2022 was a tough year for investors. The S&P 500 was down almost 20% for the year while the bond market in the United States was down 13%, making it one of the worst years ever for bond investors. In fact, it was only the 3rd time that the stock market and the bond markets experienced negative returns in the same year. You’ll notice the title of this article is the Double Whammy. The negative returns are the first part of the whammy.
Adding Insult to Injury
Now it’s tax season. While the markets have recovered a bit since the end of 2022, you have been receiving your 1099s on your investment accounts. If you have taxable investments, you might be in for an unpleasant surprise. Even though your investments “lost” money in 2022, you might have to pay taxes on your investment accounts even though you lost money. Why would that happen? Here are a couple of explanations.
If you owned mutual funds, more than two-thirds of stock mutual funds made capital gains distributions last year. And even if you have your capital gains reinvested to buy more shares of the mutual fund, it is still a taxable event. In addition to this, when stock mutual funds pay dividends, those too can be taxable distributions thus, another taxable event.
If you own a bond mutual fund, similar things can happen. Most bond dividends are taxed as ordinary income and generate a tax bill. If your fund manager had to sell some of the holdings to satisfy redemption requests from other shareholders this could become a taxable event as well.
Basically, you lost money, and you have to pay taxes. That’s what I call the Double Whammy! What are you supposed to do?
Bad News/Good News
First the bad news. You can’t do anything about last year. You might be able to make an IRA contribution prior to your tax filing deadline to lower your taxable income for last year, but there’s nothing you can do to change the numbers on your 1099s.
Now the good news. There are strategies you can use to minimize some of these issues in future. Here are a couple of ideas you might consider.

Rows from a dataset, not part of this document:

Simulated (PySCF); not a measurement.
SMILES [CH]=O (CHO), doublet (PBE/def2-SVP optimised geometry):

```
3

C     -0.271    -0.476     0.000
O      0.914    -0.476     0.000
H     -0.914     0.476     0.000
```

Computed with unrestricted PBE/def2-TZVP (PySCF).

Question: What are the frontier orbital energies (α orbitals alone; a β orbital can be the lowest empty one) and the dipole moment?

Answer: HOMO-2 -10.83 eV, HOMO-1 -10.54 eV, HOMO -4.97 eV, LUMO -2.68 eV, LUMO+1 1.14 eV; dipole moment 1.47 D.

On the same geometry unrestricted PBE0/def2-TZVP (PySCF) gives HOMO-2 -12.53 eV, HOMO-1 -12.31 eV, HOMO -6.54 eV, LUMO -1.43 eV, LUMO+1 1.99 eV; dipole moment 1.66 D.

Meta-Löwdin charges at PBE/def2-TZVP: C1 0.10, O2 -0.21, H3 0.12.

Asset Location versus Asset Allocation
Most people have access to some kind of tax advantaged retirement accounts like a 401(k), an IRA, a Roth IRA or something similar. If you have taxable investments in addition to a tax advantaged account, it might make sense to keep more of the investments that generate taxable gains like bond funds and high dividend paying stock funds in your 401(k) or IRA and consider owning assets that don’t generate as much taxable income in your taxable accounts. You can still maintain a reasonable asset allocation, it’s just that you will have to look at your entire portfolio versus having a particular asset allocation in each account.
Tax Efficient Investments
There are other options available for your taxable accounts that are more tax efficient. These include, exchange traded funds or ETFs and index funds. An ETF is a fund that trades on an exchange and generally tracks a specific index. They are usually quite tax efficient because there is less trading than in an active mutual fund. In addition, investors buy and sell shares of the ETF on an exchange with other investors. The managers of the ETF don’t have to sell holdings to meet the redemption requests of other investors. Thus, avoiding the capital gain issues that we discussed earlier.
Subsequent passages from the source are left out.